Place the cooked and cooled pasta, sweet corn, cooled chopped bacon, shredded cheese, diced jalapeno and sliced spring onions in a large mixing bowl.
In a separate bowl, whisk together the mayo, sour cream, buttermilk, ranch dressing mix, fresh parsley, lemon juice, salt and pepper to make your dressing.
Pour the dressing over the ingredients in the large bowl and toss everything together lightly until it’s well mixed!
Chill and then serve garnished with extra chopped parsley if desired.
Notes
A couple of tips for this pasta salad recipe:
Ditalini pasta is pretty easy to find and really just looks like pieces of elbow macaroni that have been chopped up. (Some actually call it a very short macaroni.) I like this kind of pasta for this salad because the pieces are about the same size as the corn and they just work together well texture wise. However, you can use elbow macaroni or different pasta if you choose.
You can use fresh or frozen corn for this salad. (Technically you could use canned too as long as you rinse it, but I’m not a huge fan of canned unless I have to.) You can also use the corn raw, or cook it slightly and let it cool. I love mine raw off the cob or straight out of the freezer bag, just defrosted. I’ve also roasted corn on the cob on the grill, let it cool, cut it off the cob and used that.
Depending on how spicy you want this salad, add between 1-2 Tbsp of diced Jalapeno pepper. As long as you have removed the seeds and dice it finely, it should not be too spicy to handle, but you can leave it out if you are adamantly against spicy food.
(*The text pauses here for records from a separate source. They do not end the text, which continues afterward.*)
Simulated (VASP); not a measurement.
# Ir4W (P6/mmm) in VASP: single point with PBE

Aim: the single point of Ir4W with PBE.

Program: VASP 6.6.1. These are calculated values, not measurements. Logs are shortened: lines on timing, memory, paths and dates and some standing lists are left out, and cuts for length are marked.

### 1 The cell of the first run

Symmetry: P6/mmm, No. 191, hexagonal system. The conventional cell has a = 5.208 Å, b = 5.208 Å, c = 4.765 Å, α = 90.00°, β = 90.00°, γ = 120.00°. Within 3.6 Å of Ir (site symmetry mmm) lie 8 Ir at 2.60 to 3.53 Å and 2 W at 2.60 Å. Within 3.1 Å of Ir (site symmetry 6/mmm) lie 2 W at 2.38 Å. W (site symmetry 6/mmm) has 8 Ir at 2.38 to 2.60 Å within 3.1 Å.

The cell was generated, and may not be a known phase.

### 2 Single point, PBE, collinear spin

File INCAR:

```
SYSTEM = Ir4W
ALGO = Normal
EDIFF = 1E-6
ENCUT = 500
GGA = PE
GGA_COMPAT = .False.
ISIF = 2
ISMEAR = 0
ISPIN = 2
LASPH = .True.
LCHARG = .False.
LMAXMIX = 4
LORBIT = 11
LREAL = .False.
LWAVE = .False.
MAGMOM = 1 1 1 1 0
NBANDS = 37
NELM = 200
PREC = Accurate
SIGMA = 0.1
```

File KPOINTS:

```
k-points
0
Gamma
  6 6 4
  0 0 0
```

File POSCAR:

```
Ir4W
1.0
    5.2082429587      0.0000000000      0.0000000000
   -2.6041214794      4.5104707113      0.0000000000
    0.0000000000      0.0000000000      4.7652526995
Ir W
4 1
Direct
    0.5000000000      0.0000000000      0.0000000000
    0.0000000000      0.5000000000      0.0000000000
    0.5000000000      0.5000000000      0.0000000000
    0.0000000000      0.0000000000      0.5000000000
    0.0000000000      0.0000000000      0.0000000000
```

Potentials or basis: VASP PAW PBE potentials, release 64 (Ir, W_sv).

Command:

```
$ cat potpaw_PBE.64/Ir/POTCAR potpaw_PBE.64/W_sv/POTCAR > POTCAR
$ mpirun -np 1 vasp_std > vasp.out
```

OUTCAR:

I like to cut up my bacon in to strips with kitchen shears BEFORE cooking it, (I cut several pieces at a time and separate them as they cook.) Once it’s done I spoon the pieces out on to a paper towel to drain so they are nice and crispy. I find that so much easier than chopping hot bacon, but you do you!
If you like red onion and have that on hand, you can totally switch up the spring onions for red. You will just need about 1/4 of a cup.
Use actual buttermilk for this. The lemon juice/milk trick that you can use for baking doesn’t work quite the same for this dressing. The thick, tangy buttermilk adds such beautiful taste and texture to the dressing.